Early Wednesday we headed to Quebrada Grande - a rural community of 375 people - to catch the start of the new well we are sponsoring, and later to sit in on some of the 5-day health and hygiene workshop given by our team of Maestras. Ironically the name Quebrada Grande means big ravine, generally one that is full of water. Nowadays water is scarce - in ravines and elsewhere - and wells are the preferred source of secure water.
Residents, who have been waiting for this well for over a year, greeted us on the road. We posed with members of the Junta de Agua, the committee that organizes water projects for the community. Then we hopped back in our mini bus with a few members of the Junta and headed to the well site…
The photos above show community members watching the drilling unfold below, the rig and truck full of mud for drilling, a worker setting the drill in place, Jay & drilling foreman Luis, drilling parts, and me getting inaugurated with mud splattering up from the hole being drilled.
We took a lunch break in Cantarranas (a mural-filled town called Singing Frogs)…
After lunch we caught up with the Health & Hygiene Workshop, and learned about the serious issue of childhood diarrhea from contaminated water. Children and pets came in and out of the classroom space where their parents and older siblings sat engaged, speaking up, and taking notes.
Late in the aftenroon we headed back to Zamorano for dinner and discussion. It turned out a group of leaders from the Corredor Central or Corredor Seco was eating at the table adjacent to us. We had learned about this dry corridor that runs north and south in the center of the country from our visit to USAID the day before. It turned out these leaders had been brought to the University to learn agriculture and aquaculture techniques.

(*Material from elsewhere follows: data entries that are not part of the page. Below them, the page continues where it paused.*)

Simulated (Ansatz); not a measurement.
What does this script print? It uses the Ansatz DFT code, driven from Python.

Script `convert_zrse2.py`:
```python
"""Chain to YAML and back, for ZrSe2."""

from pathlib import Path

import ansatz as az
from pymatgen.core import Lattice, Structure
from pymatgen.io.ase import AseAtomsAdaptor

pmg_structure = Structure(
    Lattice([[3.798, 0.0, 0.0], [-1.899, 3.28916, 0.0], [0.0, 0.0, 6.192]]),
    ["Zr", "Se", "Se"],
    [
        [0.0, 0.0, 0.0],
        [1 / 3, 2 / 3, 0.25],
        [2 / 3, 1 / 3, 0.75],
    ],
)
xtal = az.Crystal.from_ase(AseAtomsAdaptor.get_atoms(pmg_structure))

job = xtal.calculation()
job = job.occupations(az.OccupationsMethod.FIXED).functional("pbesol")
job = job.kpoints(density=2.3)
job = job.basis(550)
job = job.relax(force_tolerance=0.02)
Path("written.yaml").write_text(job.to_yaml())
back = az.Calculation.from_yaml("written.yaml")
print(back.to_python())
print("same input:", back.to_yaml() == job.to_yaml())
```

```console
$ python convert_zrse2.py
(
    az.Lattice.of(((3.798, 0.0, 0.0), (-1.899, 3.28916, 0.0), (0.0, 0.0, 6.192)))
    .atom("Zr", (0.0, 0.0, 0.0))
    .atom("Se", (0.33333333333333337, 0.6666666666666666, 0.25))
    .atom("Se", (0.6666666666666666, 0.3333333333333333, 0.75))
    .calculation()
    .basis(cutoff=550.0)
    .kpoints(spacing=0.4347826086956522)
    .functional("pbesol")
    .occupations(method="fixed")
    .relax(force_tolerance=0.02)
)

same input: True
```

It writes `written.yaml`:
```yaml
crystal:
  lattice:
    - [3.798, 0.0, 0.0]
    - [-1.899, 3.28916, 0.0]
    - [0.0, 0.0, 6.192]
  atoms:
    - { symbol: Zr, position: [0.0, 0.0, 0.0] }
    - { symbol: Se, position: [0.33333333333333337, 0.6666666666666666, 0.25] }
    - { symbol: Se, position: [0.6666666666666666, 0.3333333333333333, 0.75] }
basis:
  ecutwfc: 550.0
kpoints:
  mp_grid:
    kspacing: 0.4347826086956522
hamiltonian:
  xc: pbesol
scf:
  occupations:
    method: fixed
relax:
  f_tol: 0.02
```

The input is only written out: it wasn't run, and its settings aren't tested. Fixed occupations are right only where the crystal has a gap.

These young people told us that climate change has hit hard in the last three years. Wells that always produced are drying up as are the fields which they rely on for food and jobs. Unemployment is universal. Not surprisingly, this section of the country is experiencing the greatest out-migration from Honduras, mostly to the U.S. The people we spoke with are desperate yet hopeful and ready to embrace the right solution. We promised to start a WhatsApp group to share resources and contacts to ameliorate their situation. All nine we met wrote down their numbers and the sharing has begun. We will post updates in this blog.